HomeschoolDad:
What you may be seeing is the Catholic Church having become more “user-friendly”, if you will, with the liturgy having been re-imagined and permitted in the vernacular, more of an outreach and kinder tone towards those who do not share the Faith, or who do not share the Faith in its fullness, and as I always say, building bridges and not walls. But none of that is “Modernism”.
Any data on the numbers coming into the church after all that bridge building? I always hear ex-Catholics are the second largest religious group, yet I am probably wrong. It would be nice to see the numbers.
I don’t have numbers right at the moment, I assume they could be looked up. The
Annuario Pontificio should have figures for baptisms and (maybe) reception into the Church, but I doubt they have figures on people “leaving” (you can never truly “leave” the Church),
I didn’t offer an opinion on what all the changes have wrought, and it is also important not to fall into the logical fallacy of
post hoc ergo propter hoc (“after this, therefore because of this”). Correlation does not necessarily imply causation. Personally, I would have kept the traditional Mass, maybe tweaked some of the more overwrought rubrics (even
serving the Traditional Latin Mass, let alone
celebrating it, has enough tiny little details to drive a man crazy, or maybe that was just me), and if people were so thirsty to hear Mass in the vernacular, translate it into elegant, literary English (or whatever language). But my opinion wasn’t asked.
As far as people leaving the Church, it’s not because of the liturgy, and I doubt it has much to do with ecumenism. You will hear random stories of people having quit going to church because of the Latin Mass having been done away (a situation that has been corrected in many places), but it wasn’t common. “Back in the day”, people would have been terrified at the prospect of losing their eternal souls by leaving the Church. They stayed because they were taught that the Catholic Church is the one true Church, and that remaining out of it, or leaving it, when you know better, merited eternal damnation. In modern times, Catholics (
by and large, I don’t deny there is a “hard core”) generally don’t fear hell for that reason or any other.
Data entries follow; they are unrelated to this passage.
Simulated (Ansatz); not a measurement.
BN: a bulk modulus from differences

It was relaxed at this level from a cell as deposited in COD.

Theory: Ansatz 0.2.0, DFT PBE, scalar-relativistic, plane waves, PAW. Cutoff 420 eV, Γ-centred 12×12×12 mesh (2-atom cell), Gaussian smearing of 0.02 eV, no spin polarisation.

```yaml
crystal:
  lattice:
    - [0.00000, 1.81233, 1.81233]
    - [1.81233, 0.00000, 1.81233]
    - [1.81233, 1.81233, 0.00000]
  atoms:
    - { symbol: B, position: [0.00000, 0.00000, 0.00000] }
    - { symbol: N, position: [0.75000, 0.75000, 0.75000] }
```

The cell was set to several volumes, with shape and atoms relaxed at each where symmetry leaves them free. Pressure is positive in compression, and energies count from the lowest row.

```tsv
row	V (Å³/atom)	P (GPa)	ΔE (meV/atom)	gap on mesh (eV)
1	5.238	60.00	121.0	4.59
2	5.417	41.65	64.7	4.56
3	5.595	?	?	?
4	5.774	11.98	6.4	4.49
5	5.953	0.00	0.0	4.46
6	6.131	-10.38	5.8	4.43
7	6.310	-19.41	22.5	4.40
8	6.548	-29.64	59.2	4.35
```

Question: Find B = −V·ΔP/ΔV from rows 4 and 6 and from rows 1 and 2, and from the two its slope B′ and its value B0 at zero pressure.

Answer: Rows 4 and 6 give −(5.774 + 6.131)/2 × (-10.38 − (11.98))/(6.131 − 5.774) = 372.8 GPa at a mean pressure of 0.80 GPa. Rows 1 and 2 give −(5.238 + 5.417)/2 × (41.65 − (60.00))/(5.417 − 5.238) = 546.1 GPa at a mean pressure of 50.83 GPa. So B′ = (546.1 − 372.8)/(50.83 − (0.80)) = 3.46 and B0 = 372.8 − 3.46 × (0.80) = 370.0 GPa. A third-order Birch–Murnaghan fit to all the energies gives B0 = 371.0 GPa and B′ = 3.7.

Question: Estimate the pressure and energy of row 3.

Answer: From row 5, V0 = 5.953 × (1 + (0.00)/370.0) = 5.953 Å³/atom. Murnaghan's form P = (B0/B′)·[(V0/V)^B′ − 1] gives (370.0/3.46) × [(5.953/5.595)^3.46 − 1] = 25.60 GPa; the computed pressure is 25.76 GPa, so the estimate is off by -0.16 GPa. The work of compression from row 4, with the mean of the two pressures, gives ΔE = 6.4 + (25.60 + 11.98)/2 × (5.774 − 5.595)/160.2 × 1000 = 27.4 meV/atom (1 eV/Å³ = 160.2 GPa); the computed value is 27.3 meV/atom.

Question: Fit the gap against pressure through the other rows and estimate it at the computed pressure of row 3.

They do what they want to do. For a lot of them, “what they want to do” involves leaving the Church. It also can’t be discounted that poor catechesis on the Catholic side leaves some Catholics “sitting ducks” for evangelical outreach — knowing little of anything about their own faith, all that has to happen, is for them to become convinced that another church has a clearer, truer message, and they’re gone. And I’m sure there are some Catholics who get snagged by apologetics of the Jack Chick variety, become convinced that the Catholic Church is the apotheosis of evil, and “get saved” and take up with the fundamentalists. All of the abuse scandals haven’t helped matters either.